Machine Learning is a subset of Narrow AI that does pattern classification. It’s an engine – an algorithm that learns without explicit programming. It learns from the data. What does that mean? Given one set of data, it’s going to come up with an answer. But given a different set of data, it will come up with something different.

A Self-Organizing Map is a type of neural network that adjusts to training data. However, it makes no assumptions about the characteristics of the data. So, if you look at the whole field of artificial intelligence, and then we look at machine learning as a subset of that, there’s two parts: supervised neural networks and unsupervised neural networks. Unsupervised is where you feed it the data and say “you go figure it out.” In supervised neural networks, you give it both the data and the right answer. Some examples of supervised neural networks would be convolutional neural networks and deep learning algorithms. Convolutional is a more classical type of a supervised neural network, where for every data sample, we know the answer.

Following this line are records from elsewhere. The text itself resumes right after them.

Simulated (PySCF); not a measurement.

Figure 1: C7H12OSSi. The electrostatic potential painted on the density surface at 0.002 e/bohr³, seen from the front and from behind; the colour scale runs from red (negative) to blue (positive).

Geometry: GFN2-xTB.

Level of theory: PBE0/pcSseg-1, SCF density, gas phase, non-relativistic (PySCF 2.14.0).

Here’s a classical example of a supervised neural network: Your uncle just passed away and gave you the canning operations in Cordova, Alaska. You go there and observe the employees taking the fish off the conveyor and manually sorting them by type – buckets for eels and buckets for flounder and so forth. Can you use AI (machine learning) to do something more efficient? Perhaps have those employees do something more productive? Absolutely! As the eels come along, you weigh them, you take a picture of them, you see what the scales are, general texture, you get some idea about the general shape of them. There’s three properties already. You continue running eels through and maybe get up to four or five properties, including measurements, etc. The neural network is then trained on eels. Then, you do the same thing with all the flounder. There are going to be variations, of course, but in attribute space, of those four or five properties that we made for each one, they’re going to wind up in a different cluster in attribute space. And that’s how we tell the difference between eels and flounder. Everything else that you can’t classify very well, you don’t know. All of that goes into the algorithm. That’s the difference between supervised neural networks and unsupervised neural networks.

At Geophysical Insights, we believe we should be able to query our seismic data for information with learning machines just as effortlessly and with as much reliability as we query the web for the nearest gas station.